The book's hero is Rudi Rosenharte, an academic and former (unwilling) Stasi operative. He has (as the book opens) been brought out of retirement by the Stasi - again, against his wishes - for an operation. However, as his brother and his brother's family have been imprisoned pending his co-operation, he doesn't really have much of a choice. Konrad, Rudi's twin brother, is a film-maker and a known dissident; he has been in prison before, and Rudi fears too long a stretch might kill him. The brothers haven't had the easiest of lives. They were born in 1939, shortly after the outbreak of World War II to high-ranking Nazis. While this would be something of a stigma in most countries, the burden seems to be that much greater in communist East Germany. Their father saw action in Russia and in defence of Berlin. When their parents died towards the end of the war, the brothers were adopted and raised by their housekeeper. However, while neither brother is particularly enamoured with communism, they certainly haven't adopted their parents' beliefs.

Although most of the action takes place in East Germany, the book opens in Trieste - where Rudi has been sent to meet Annalise Schering. The only problem is that Annalise is dead, having committed suicide in Brussels some fifteen years previously. Rudi was not only her contact at this time - she was supplying the Stasi with classified information - but he was also her lover. However, after her suicide, he was placed in a rather difficult situation and didn't inform his superiors of her death. Now, as far as the Stasi are concerned, she is alive and wants to make contact again : the assumption is she want to resume passing information to the GDR. This 'new' Annalise is insisting that Rudi is the only person she's willing to make contact with. However, in reality, the operation has been set up by Robert Harland and Alan Griswald - representatives of the British and American intelligence agencies. They are particularly interested in alleged links between the Stasi and Abu Jamal, a Syrian terrorist. Rudi, the only person who can apparently obtain this information, is what they plan to use in order to obtain it.
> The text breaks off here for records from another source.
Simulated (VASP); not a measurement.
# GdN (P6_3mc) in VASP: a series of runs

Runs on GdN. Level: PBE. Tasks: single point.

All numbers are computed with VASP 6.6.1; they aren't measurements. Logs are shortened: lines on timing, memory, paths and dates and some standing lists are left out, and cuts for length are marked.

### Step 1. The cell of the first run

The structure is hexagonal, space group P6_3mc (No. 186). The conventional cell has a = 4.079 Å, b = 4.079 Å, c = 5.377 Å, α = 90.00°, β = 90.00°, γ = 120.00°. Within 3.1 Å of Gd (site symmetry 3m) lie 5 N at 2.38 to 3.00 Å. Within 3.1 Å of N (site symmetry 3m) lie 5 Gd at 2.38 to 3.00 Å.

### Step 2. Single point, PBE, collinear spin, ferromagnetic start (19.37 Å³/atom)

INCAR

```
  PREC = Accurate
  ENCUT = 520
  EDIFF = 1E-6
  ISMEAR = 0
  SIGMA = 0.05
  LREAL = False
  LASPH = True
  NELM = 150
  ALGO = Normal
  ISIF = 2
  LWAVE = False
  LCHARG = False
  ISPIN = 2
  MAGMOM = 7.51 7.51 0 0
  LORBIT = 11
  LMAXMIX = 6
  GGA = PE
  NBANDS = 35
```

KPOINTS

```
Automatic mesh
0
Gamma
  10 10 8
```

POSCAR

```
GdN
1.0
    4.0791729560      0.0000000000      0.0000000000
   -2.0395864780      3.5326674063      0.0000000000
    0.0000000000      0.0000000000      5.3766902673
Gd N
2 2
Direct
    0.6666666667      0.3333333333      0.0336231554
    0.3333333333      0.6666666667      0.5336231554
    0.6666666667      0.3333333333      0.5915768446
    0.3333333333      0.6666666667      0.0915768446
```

This is a very enjoyable book - it's very tense throughout, with a genuine air of suspicion, verging at times on paranoia. It also appears to have been meticulously researched - the author's note and the acknowledgements at the end of the book make for very interesting reading. However, don't read them until you've finished reading the story itself - it'll give away a couple of twists and surprises if you do ! Highly recommended.